Got a case of the jingle bell blues? Kick the school Christmas play to the kerb this year and enjoy a night of punny pantomime with 'Babes In The Woods' at the Old Fitz in Sydney.
Putting a contemporary comedic spin on the classic children's story ('Babes In The Wood'), Don't Look Away Theatre Company subverts the moralistic tale and turns it into a Santa-sized farce as a way of providing the perfect antidote to 2016.
“It's a revival of a Christmas tradition, with a lot of big fun,” writer/director Phil Rouse says.
“It's all around you, there's audience interaction, we're going to sell the audience beers and they get to buy cabbage to throw at their favourite – or least favourite – actor, depending on their heart's desire.
“We're really making a big event out of the notion of being an adult and going to a pantomime with those pantomime rules, and giving everyone a chance to let their hair down a bit. It's been a pretty big year, 2016, in many ways.”
'Babes In the Wood' is originally a folk tale about avarice in which two children are sent to live with relatives after the death of their father.
Phil says that while they've retained the general story, this version exhibits a uniquely Australian flavour.
“In terms of the actual story, we meet Aunty Avarica who's struggling to make ends meet on her terribly-run farm. One day, in come the two children of her estranged brother, who happens to be much wealthier than her, and they come bearing a will saying their father has died and left everything to them.
“There's a clause in the will however that says if the children die then all of his possessions go to Aunty Avarica, and therein lies her attempts to dispatch these two wailing babes and get her hands on all of her brother's inheritance. There are a lot of very stupid things happening on stage in a very short amount of time.”
The sombre and grim plot of the original tale becomes a black comedy tinctured with sardonic social commentary, as the children discover what money really does to people.
“There's a wonderful scene where the babes have just been saved in the bush by the Angel Of White Privilege – you can see where I'm going with this,” Phil says.
“They finally figure out their aunty is trying to kill them for their inheritance money and they go from being very gentle in their approach with people who are not of their socioeconomic status, to being quite damning very quickly when they realise that they're just trying to get their hands on your money.”

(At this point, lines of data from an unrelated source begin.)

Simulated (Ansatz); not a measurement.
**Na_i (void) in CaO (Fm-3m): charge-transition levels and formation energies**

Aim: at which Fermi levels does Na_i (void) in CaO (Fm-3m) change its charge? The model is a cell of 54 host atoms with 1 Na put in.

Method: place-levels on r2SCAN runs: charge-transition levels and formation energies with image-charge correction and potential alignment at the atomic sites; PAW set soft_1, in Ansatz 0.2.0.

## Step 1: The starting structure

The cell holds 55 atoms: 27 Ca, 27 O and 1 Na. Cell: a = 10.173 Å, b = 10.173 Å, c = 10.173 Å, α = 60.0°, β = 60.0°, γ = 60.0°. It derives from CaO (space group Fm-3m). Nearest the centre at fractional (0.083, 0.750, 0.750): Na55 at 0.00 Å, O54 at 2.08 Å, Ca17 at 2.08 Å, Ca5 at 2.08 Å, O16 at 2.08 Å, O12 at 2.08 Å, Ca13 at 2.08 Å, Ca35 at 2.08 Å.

Witticisms aside, let's return to this notion of buying from the actors and barraging them with cabbage. Phil explains it's their way of encouraging audience interaction, recalling the rough-and-tumble crowds of The Globe Theatre in 17th century London.
“In this country, at least, we sit quietly in a room while other people do something,” he says.
“We really want to break that down and turn it it into more of an event where the audience are as much an active participant as the performers, without necessarily having to embarrass people and get them up on stage. It's giving the audience as much permission as possible to get over the in-built way of being an audience.”